Make no mistake about it, Roger Corman has churned out and continues to churn out a lot of B and Z grade movies, more than any other filmmaker out there. Be that as it may, it does not stop the man from releasing a gem every now and then of which War of the Satellites happens to be. It is a very solid science-fiction film that finds mankind reaching to the stars in their ever-expanding quest for knowledge. By doing so, they have made themselves noticed by an alien race who, whether through intrusion or out of fear, have demanded that they cease what they are doing and go no farther. The nations of the world in response, who on one hand find it amazing that there is intelligent life elsewhere in the universe, refuse to accede to those demands and continue on, refusing to bow down. So it is that the aliens send one of their own to sabotage mankind and by the time anyone realises it, it might be too late.

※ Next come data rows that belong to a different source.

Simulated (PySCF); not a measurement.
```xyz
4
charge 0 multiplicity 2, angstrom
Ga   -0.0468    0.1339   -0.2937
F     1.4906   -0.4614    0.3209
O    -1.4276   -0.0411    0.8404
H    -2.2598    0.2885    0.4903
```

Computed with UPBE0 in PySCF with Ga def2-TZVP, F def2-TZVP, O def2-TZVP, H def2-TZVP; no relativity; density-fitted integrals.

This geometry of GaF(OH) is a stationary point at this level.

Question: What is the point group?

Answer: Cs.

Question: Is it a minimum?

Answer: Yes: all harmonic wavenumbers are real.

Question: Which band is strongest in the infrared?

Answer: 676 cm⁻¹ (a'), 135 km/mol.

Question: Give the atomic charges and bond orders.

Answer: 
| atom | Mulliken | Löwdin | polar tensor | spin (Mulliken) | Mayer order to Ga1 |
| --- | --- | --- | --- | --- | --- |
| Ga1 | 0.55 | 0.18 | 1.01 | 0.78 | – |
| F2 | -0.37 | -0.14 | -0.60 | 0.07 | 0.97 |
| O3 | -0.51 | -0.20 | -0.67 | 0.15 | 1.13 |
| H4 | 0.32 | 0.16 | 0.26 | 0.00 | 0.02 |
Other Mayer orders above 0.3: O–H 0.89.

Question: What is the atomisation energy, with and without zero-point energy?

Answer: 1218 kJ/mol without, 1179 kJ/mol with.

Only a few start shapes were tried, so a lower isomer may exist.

Like many of his contemporaries hampered by a budget that would not allow for the finest in special effects whether visual or practical, Corman would make his alien a human being, more specifically, one in disguise. It would be a familiar trope seen in more than a few science-fiction films, but one that worked well when done right and surprisingly, it was done so here. Played by Richard Devon, the alien would take the shape of Dr. Van Ponder, the scientist in charge of the project and Devon’s performance would reflect the change in persona admirably. Despite mimicking the human it had taken over almost to a fault, there was a hint of menace present, something that would make the man seem just slightly off. It would soon start to fall apart when Van Ponder would burn his hand in front of a subordinate, a burn that would heal itself in no short amount of time and bring the other man’s sanity into question, not to mention revealing Van Ponder as something other than human. Erratic behaviour would follow and Devon was spot-on with his actions, playing off of his co-stars perfectly until his true nature would show its face. The rest of the cast which included Dick Miller and Susan Cabot as the male and female leads respectively, would do a great job as well, but it is all Devon’s show, at least until that fateful conclusion.
As with every Corman feature, there is a little cheese present, but it is kept to a minimum here and enough cannot be said about how surprisingly well the movie turned out to be. Not only does the acting stand up with the script and effects being quite good, but the film delivers a message as well, one about the indomitable will of the human spirit. It is one of peace and courage, one that pushes mankind forward as a race and a message that was ahead of its time and still has yet to be seen over sixty years later. Yes the movie was about satellites in space and aliens, but that does not mean that once in a blue moon, Corman cannot put a little something in to make the audience think.